Using Python MPI on ARC

 

Using MPI with Anaconda

 

An mpi4py package bundled with, or installed by Anaconda will not work correctly on the ARC cluster. The mpi4py code needs to be linked to an ARC compiled MPI library on the system - in order to do this in your virtual environment run the following commands:

From the login node, start an interactive session on a compute node - this is important for testing later:

srun --nodes=1 --ntasks-per-node=4 --partition=interactive --pty /bin/bash

First load the appropriate modules and create your virtual environment:

module purge
module load foss/2020a
module load Anaconda3/2020.11

In this example we are using Anconda3 2020.11 and using OpenMPI 4.0.3 which comes as part of the foss/2020a toolchain. Note: At present we do not recommend using the foss/2021b toolchain due to an incompatibility between OpenMPI 4.1.x and mpi4py.

Next we build our virtual environment, and activate it (if you already have your own environment you could use this instead, and simply activate it):

conda create --prefix $DATA/mpienv --copy python=3.8 
source activate $DATA/mpienv

Now we have an activated Anaconda virtual environment we can download and install mpi4py, in this case version 3.1.3

wget https://bitbucket.org/mpi4py/mpi4py/downloads/mpi4py-3.1.3.tar.gz
tar -zxf mpi4py-3.1.3.tar.gz
cd mpi4py-3.1.3
python setup.py build --mpicc=`which mpicc` 
python setup.py install --user 
python setup.py clean

 

Assuming the build above completes successfully we can now test the mpi4py installation.

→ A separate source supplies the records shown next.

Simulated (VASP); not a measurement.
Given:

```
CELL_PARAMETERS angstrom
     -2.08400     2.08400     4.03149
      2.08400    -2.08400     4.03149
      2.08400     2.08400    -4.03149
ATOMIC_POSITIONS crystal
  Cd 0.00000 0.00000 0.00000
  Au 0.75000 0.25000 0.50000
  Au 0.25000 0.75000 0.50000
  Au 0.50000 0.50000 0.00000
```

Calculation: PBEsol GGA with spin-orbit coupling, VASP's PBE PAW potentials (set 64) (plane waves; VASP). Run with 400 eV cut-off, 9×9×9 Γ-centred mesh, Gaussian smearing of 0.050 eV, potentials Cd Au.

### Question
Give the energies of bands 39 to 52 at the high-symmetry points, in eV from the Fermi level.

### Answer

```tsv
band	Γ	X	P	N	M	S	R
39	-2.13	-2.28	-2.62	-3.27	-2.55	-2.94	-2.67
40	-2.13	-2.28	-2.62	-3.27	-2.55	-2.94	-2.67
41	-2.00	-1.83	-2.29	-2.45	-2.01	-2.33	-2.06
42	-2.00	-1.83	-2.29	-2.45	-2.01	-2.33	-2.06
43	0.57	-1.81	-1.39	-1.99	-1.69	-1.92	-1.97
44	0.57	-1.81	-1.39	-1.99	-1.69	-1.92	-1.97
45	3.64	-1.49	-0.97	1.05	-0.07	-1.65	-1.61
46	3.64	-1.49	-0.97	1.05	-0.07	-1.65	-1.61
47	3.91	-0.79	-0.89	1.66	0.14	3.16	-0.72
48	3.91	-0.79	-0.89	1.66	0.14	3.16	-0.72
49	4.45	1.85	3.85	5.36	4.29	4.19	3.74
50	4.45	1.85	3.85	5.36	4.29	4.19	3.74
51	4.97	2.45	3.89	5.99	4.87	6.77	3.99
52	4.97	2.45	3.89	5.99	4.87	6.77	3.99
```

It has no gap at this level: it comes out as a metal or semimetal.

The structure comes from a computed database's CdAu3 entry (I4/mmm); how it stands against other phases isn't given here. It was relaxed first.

First create a file called mpihello.py containing the following Python code:

from mpi4py import MPI
comm = MPI.COMM_WORLD
name=MPI.Get_processor_name()
print("hello world")
print(("name:",name,"my rank is",comm.rank))

 

As we are on an interactive node, and have four cores allocated (as per the original srun command) we can test this code as follows:

mpirun python mpihello.py

 

Note: we must run Python with the mpirun wrapper in order to execute MPI code. The output will be:

 

hello world
('name:', 'arc-c304', 'my rank is', 0)
hello world
('name:', 'arc-c304', 'my rank is', 1)
hello world
('name:', 'arc-c304', 'my rank is', 2)
hello world
('name:', 'arc-c304', 'my rank is', 3)

 

The above is correct output, each allocated core has run the code and outputted the string "hello world" and given its hostname and MPI rank.

For a more real world example we will take the same hello world code and run it in a batch script on multiple nodes in the development partition, the example submission script is as follows, it should be located in the same directory as mpihello.py and named runmpi.sh :

#!/bin/bash

#SBATCH --nodes=2
#SBATCH --ntasks-per-node=4
#SBATCH --partition=devel
#SBATCH --job-name=PyHello
#SBATCH --time=00:10:00

module purge
module load Anaconda3/2020.11
module load foss/2020a

source activate $DATA/mpienv

mpirun python ./mpihello.py

 

Note: There is no need to specify the number of tasks to the mpirun command. All ARC built MPI libraries are SLURM aware and are able to determine the task count.

Here you can see we have asked for two development nodes, with four MPI tasks on each node (a total of eight MPI tasks). Note we have also loaded BOTH the Anaconda3 and foss/2020a modules as used in the mpi4py build.

To submit the job, use the SLURM sbatch command

sbatch runmpi.sh

Once the  job completes, the SLURM output file should contain the following information from the job:

 

hello world
('name:', 'arc-c303', 'my rank is', 4)
hello world
('name:', 'arc-c303', 'my rank is', 5)
hello world
('name:', 'arc-c302', 'my rank is', 0)
hello world
('name:', 'arc-c302', 'my rank is', 1)
hello world
('name:', 'arc-c302', 'my rank is', 2)
hello world
('name:', 'arc-c302', 'my rank is', 3)
hello world
('name:', 'arc-c303', 'my rank is', 6)
hello world
('name:', 'arc-c303', 'my rank is', 7)

 

You can see from the above that the MPI processes are running on two hosts: arc-c302 and arc-c303 and there are four MPI ranks per host, as specified in the submission script.